I am a linguist, in the process of getting my PhD at the University of Pennsylvania. My research interests are eclectic and interdisciplinary: I am primarily interested in language change and variation, but it's hard to find a topic in linguistics I'm not fascinated by.

My current research interests include Game Theoretic approaches to Pragmatics (specifically, implicature, 'dog whistle,'  euphemism, and microaggression), Evolutionary Game Theoretic approaches to modeling language change and variation, social stratification in language, various topics in African American Vernacular English, and tonal phenomena (primarily in Mandarin).

My advisors are Robin Clark and William Labov.

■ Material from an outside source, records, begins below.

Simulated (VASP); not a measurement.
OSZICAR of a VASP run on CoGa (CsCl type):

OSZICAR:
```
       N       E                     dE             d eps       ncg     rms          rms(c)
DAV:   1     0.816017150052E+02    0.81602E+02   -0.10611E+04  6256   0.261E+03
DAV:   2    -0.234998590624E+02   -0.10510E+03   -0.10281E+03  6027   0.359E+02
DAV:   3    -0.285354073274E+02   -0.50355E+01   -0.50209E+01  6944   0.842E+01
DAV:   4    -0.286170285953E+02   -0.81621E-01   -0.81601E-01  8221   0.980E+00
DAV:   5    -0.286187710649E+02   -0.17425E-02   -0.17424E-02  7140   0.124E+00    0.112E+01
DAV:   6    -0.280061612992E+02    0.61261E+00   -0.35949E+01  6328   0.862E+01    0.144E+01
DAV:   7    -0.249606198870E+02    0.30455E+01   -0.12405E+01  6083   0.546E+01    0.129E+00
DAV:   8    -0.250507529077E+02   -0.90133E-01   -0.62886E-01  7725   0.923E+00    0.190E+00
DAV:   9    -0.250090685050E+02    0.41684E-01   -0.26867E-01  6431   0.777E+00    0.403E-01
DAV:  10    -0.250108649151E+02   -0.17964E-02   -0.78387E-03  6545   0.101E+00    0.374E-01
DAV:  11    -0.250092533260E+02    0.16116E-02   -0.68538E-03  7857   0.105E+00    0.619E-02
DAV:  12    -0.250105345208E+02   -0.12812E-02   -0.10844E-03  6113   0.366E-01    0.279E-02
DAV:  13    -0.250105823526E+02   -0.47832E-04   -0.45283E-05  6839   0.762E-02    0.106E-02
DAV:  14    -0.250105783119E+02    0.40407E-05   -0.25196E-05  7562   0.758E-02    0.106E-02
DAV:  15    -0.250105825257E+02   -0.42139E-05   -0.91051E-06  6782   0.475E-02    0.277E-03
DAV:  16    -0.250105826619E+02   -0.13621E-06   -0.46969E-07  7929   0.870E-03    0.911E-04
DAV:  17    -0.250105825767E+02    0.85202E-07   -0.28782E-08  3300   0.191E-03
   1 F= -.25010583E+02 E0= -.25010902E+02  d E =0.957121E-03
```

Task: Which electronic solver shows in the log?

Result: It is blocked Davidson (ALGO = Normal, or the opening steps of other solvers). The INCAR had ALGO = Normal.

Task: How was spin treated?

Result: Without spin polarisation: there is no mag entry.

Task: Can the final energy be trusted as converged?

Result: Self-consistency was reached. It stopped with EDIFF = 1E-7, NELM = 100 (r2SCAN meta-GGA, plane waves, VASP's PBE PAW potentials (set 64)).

I came to linguistics late. I spent the last 10 years as a struggling jazz musician (what jazz musician isn't?) and more recently as a research assistant and facilitator for a consulting firm that specializes in high performance through effective management of diverse workforces -- with a significant number of government and military clients.


Current Research

I am always working on a number of projects. Current projects are:

 

Describing the emergence of new pronouns in AAVE;

tracing emerging standards in social media writing and evaluating the extent to which they can tell us something about Phonology (and by extension, dialect geography) in both AAVE and Persian;

modeling 'microaggression' as a Bayesian Signaling Game;

THIS IS NOT MY BOAT. WHO PUT THIS HERE? MOVE YOUR BOAT, BUDDY.

Using Evolutionary Game Theory and Distributed Morphology to model verbal suppletion as competing strategies in a verbal ecology, and testing the model against the historical record for Latin and its daughters;

Modeling the 'euphemism treadmill' as predation in a lexical ecology,

...and a ton of others, including a large, super-secret project on court-reporter comprehension and transcription faithfulness of AAVE, with a team that includes members of the U Penn linguistics department, the Wharton School of Economics, Philadelphia Lawyers for Social Equity, and the NYU Sociology department.